Monday, May 22, 2023

May 22, 2023
 
A friend offered me a ticket for the final performance yesterday of Pittsburgh Opera's final show of the year, We Shall Not Be Moved. I was interested in seeing it because it had a captivating story line that incorporated a 1985 incident in Philly I remembered from when I was in college, and because it was being performed at the August Wilson Cultural Center, which I'd been wanting to go to for a while. (And "free" was an added incentive, natch.) The show felt a bit overlong in the second part, but was otherwise a haunting and often very moving hybrid piece: operatic vocals with a score that mixed modern classical and popular genres (jazz and funk mainly), augmented by spoken word, dance, and striking visual and staging effects. The latter really stood out at the end: an escalating fire projected on the stage's white flats with actors dressed as ancestral spirits standing or posing silently in stoical witness -- WOW.

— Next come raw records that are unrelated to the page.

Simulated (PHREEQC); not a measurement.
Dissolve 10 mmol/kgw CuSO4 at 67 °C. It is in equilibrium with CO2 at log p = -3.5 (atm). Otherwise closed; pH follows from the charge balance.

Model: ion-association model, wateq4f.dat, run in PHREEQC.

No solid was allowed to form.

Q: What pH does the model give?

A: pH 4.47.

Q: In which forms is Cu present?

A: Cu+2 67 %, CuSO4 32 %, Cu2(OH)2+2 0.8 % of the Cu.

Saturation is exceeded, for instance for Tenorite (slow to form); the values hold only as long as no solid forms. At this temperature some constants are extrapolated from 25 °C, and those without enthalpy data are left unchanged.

And since I was there, I visited the adjacent museum afterwards, which featured photos and artifacts from or relating to Wilson's ten-play cycle on African-American life through the last century, all but one of which are set in Pgh's Hill District, where Wilson grew up. The beautiful piano pictured in this post is one of the pieces there. I've only read one of his plays to date (Fences), and have never seen one performed. I need to rectify that dearth.